Press Advisories

14. 12. 200913:11

Ministry Bought Out Lands for Roma Victims Memorial

The Minister of Education signed a contract for purchase of lands for the construction of a memorial of Roma victims in Hodonín u Kunštátu

Miroslava Kopicová, Minister of Education, signed a contract worth 20 million crowns for the purchase of the area of a former detention camp for the Roma, which existed in Hodonín u Kunštátu during World War II.

Next year, 70 million crowns will be invested in transforming this area into a memorial of Roma holocaust victims and a training centre. A permanent exhibition is to be organized there by the Museum of Roma Culture in Brno, a holder of the Gypsy Spirit award in 2009. Educational activities performed by the centre shall be organized by the ministry of education, which has founded a public benefit society for this purpose. The implementation of this project has been entrusted to Radan Večerka, secretary of the cabinet of the minister of education.

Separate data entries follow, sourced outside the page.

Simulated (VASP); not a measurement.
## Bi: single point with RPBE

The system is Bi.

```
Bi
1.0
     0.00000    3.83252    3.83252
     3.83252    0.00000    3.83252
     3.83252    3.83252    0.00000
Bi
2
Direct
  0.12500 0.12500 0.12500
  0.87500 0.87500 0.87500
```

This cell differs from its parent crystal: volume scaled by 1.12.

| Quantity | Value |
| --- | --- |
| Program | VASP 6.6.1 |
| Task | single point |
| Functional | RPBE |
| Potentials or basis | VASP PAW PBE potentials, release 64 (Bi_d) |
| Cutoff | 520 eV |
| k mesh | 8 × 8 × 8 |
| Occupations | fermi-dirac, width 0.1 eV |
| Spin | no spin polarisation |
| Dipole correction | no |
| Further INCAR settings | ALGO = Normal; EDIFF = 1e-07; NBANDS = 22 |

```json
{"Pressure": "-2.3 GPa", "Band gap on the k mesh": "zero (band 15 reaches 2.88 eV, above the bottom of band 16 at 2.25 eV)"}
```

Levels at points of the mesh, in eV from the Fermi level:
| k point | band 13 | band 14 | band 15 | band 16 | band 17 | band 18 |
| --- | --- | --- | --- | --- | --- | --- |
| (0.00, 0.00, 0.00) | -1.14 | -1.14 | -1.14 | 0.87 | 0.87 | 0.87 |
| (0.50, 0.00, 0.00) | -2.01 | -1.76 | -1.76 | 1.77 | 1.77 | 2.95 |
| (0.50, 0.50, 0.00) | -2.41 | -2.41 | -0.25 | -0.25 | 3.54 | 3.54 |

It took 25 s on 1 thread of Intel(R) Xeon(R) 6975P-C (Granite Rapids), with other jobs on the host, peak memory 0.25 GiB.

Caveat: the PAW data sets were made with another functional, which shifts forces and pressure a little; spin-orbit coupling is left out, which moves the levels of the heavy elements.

Negotiations about the purchase of the area were initiated last spring by Michael Kocáb, Minister for Human Rights. In addition to the Hodonín Memorial, the next year's projects of “Renovation of Commemorative Sites Related to Roma Holocaust”, which are implemented by his ministry, will include the opening of a commemorative site in Lety u Písku, which was also the site of a reception and detention camp. The costs of this project are estimated at 120 million crowns.

The human rights minister Michael Kocáb reminded the importance of remembering Jewish and Roma holocaust victims. “We have to keep in mind that although World War II ended 65 years ago, there are still tendencies in the society to downplay or to even deny the tragic genocide of the Roma and Jews. Such tendencies have to be vigorously challenged by showing good will to commemorate with dignity such victims. The construction of commemorative sites will also be a stimulus for thousands of the Roma, who are often associated generally only with certain negative phenomena. I am sincerely happy for what the (Prime Minister) Topolánek's and Fischer's governments have been doing to enhance the Roma's identity and solidarity with the troubled history of their nation.”

The camp in Hodonín was in operation from August 1942 until December 1943. The Nazis imprisoned there a total of 1396 people, 207 of whom died there, mostly of pneumonia, tuberculosis, typhus and typhoid fever. More than one thousand of them were transported to the concentration camp in Auschwitz. Victims of this tragedy are only commemorated by a cross in the forest; the former camp site is occupied by a recreation centre. The single surviving camp building currently serves as a restaurant. This building will be the only building left the planned commemorative area; all other buildings will be demolished.